Euro could plunge to $1.30 after Italian meltdown

The euro finally succumbed to selling pressure on Wednesday as the Italian bond market went into meltdown, with technical analysts predicting more downside for the single currency.

Some predicted the euro could trade down to as low as $1.30 against the dollar, as the Italian bond market headed into the same self-reinforcing downward spiral as those in Ireland, Greece and Portugal ahead of their bailouts. The single currency plunged over three cents against the dollar to $1.3560 by late afternoon in London, after proving remarkably resilient to the worsening developments in Rome during the past few trading days.

The initial trigger for the move was the decision by LCH.Clearnet, Europe’s largest clearing house, to raise its margin requirement for trading Italian debt, forcing funds to liquidate their bond positions.

Reports that the European Central Bank had been aggressively buying Italian debt failed to ease the pressure on Rome, with the yield on its benchmark 10-year bonds rising to a euro-era high of 7.43%.

Signs of stress were visible elsewhere in the market, with three-month EURUSD basis swaps rising to their highest levels since September, as European banks scrambled to acquire dollars through the swap market.

The breach of the $1.3600 level, the bottom of the recent range in EURUSD, was extremely significant, analysts said.

“We have had the sell-off in risk and the euro we expected as the market has moved from want-to-sell to need-to-sell mode, and has taken out support at $1.36,” says Maurice Pomery, chief executive at Strategic Alpha.

Technical analysts at Citi re-entered a short position in EURUSD as the downside move in the currency pair gained momentum.

“We have re-established our short EURUSD position at $1.3652 with a stop loss at $1.3875 and retain our view that we can see a move towards and possibly below $1.30 in the weeks ahead,” analysts say.

“We believe this move has begun and will likely accelerate below $1.3580.”

Kathleen Brooks, research director at Forex.com, said the break through $1.36 opened the way for EURUSD to test the low of $1.3200 witnessed at the start of October.

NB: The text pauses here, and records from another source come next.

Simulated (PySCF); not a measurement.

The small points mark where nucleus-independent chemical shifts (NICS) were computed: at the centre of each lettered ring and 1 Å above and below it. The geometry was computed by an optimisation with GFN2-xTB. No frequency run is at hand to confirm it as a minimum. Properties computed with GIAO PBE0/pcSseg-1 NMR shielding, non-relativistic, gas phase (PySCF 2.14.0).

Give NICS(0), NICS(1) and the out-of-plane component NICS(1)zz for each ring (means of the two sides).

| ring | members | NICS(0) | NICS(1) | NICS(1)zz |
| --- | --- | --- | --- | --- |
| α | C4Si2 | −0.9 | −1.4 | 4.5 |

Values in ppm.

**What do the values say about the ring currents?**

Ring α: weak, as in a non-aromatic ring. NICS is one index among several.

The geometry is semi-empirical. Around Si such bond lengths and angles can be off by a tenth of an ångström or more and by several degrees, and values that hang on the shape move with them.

However, she said that this time the market was extremely short euro, according to the latest data on speculative positioning from the CFTC.

“Short euro positions have recovered slightly since the start of October, but remain back at mid-2010 lows,” adds Brooks. “This suggests that further declines might not be as sharp as we have seen, since so many people are short the single currency already. But it is no surprise that the euro and other risky assets have come under pressure as Italy has gone to the wall.”